The Italians first invented pizza roughly 1,000 years ago. We can only assume the first developer meeting was scheduled for ten minutes later. Otherwise, whatever did they need the pizza for?
Now, seriously, it’s fair of you to ask what in the world pizza has to do with AI and digital strategy. A lot more than you might think. Here’s why.
Pizza was one step into the future, a dish that would last a thousand years. AI is another step into the future. Just the far future. In fact, it’s a reality right now. One of my favorite quotes says “The future is already here. It’s just not evenly distributed.” It took centuries for the chewy, wonderful goodness of pizza to make its way around the world. It will take time before AI is “everywhere.” But don’t think it’s not around just because you don’t see it every day.
Google, YouTube, and Facebook use AI in the algorithms that determine which websites, videos, and shares you see on their respective platforms. The Associated Press, Washington Post, and other media outlets routinely use AI to develop content and create rough drafts — and not so rough drafts — of articles for publication. And one of these days, you can bet someone’s going to teach an AI to develop the world’s perfect pizza.
The point is that it’s time for you to start thinking about how you plan to use AI to improve your business. And the best way to do that is to order a couple of pizzas.
Jeff Bezos at Amazon popularized the idea that to get something done effectively and efficiently, think in terms of “one pizza teams” and “two pizza teams.” By which he meant that the best teams — where best is defined by quick and effective — were teams that you could feed with no more than two pizzas. Any more than that and you’ve got too much overhead, too much cross-talk to truly be effective. There’s a bunch of well-understood math that explains why two pizza teams make sense. (BTW, Fred Brooks’ classic project management text, “The Mythical Man-Month: Essays on Software Engineering,” said the same thing almost 45 years ago. He just didn’t use the terms “one pizza team” and two pizza team.” I suspect that Brooks was probably more of a chateaubriand guy than a pizza connoisseur).

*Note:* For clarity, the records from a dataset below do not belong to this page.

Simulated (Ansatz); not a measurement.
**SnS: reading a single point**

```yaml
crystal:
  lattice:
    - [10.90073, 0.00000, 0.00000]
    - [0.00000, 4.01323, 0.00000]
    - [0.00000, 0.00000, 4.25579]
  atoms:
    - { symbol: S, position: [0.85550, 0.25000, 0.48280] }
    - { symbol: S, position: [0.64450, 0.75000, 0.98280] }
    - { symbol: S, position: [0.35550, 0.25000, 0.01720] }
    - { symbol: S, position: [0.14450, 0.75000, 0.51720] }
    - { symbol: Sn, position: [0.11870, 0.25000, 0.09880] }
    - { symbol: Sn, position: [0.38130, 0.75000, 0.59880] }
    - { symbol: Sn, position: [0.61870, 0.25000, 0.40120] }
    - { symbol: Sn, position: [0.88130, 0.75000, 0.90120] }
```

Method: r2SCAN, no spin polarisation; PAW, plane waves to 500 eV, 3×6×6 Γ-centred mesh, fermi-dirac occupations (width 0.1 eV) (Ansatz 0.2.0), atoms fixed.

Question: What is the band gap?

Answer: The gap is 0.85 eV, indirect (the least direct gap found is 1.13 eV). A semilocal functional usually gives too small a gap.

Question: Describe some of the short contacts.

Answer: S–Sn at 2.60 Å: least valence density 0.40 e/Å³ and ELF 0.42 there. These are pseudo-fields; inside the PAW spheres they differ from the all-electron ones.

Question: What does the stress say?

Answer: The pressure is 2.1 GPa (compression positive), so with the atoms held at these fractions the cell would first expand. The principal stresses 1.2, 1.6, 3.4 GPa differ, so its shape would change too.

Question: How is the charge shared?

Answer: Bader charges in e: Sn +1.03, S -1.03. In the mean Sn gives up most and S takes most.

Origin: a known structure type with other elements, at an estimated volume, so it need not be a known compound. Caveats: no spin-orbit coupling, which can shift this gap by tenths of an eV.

The reason some companies are struggling to figure out where AI fits into their businesses is that they either have too few people working on the problem or — far more likely — too many.
The right way to figure out how AI is going to work for your business is to assign a small group, one that you can feed with a single pizza (or two, tops), to investigate business problems that:
- Have clearly defined outcomes. You know what you want in terms of results. And…
- Currently flummox your organization. Even if you know what you want to accomplish, the issue to date has consistently resisted efforts to automate and improve.
There’s an old joke that claims a camel is nothing more than a horse designed by a committee. Want a better horse? Kill the committee. Focus on the folks who add value and ditch the rest.
If the puzzle you’re trying to solve requires a group larger than a two pizza team, break it into smaller pieces — kind of like “slices” — and assign those to your small, nimble team. When successful companies talk about “agile,” “lean,” or associated methodologies, that’s what they’re doing too.
Artificial intelligence isn’t some magic pixie dust you sprinkle onto existing initiatives in hopes that it will make some spectacular difference. It takes work. That work can be at enabled by focusing your team’s efforts in an effective direction and reducing the friction that frequently limits success. And, of course, fueled by a slice of pepperoni, mushroom, or plain ol’ cheese pizza.
So grab a pizza. Or two. But no more. Then round up a few folks at your company who like pizza and like learning to get started on putting AI to work for your future. Or reach out to us at SoloSegment to talk more.
Happy Pizza Day, everyone!
- Footnote 1. Yes, I’m aware pizza had a number of precursors like flatbreads that probably existed for thousands of years before the date I’m citing above. I’m using Wikipedia’s dating. Go fight with them if that matters to you.
- Footnote to Footnote 1. Also, the stuff we think of as “modern” pizza probably only dates back to the 1800’s before emigrating to New York and New Jersey where we perfected it. [Editor’s note: We also think Chicago deep-dish is pretty delicious.]
- Footnote 2.Though I’d argue that the folks at Razza in Jersey City already have developed the world’s perfect pizza. Fight me.
- Footnote 3. Just please, dear God, no Hawaiian. Yuck. [Editor’s note: Our correspondent could not be more wrong on this one. Who doesn’t like pineapple on pizza?]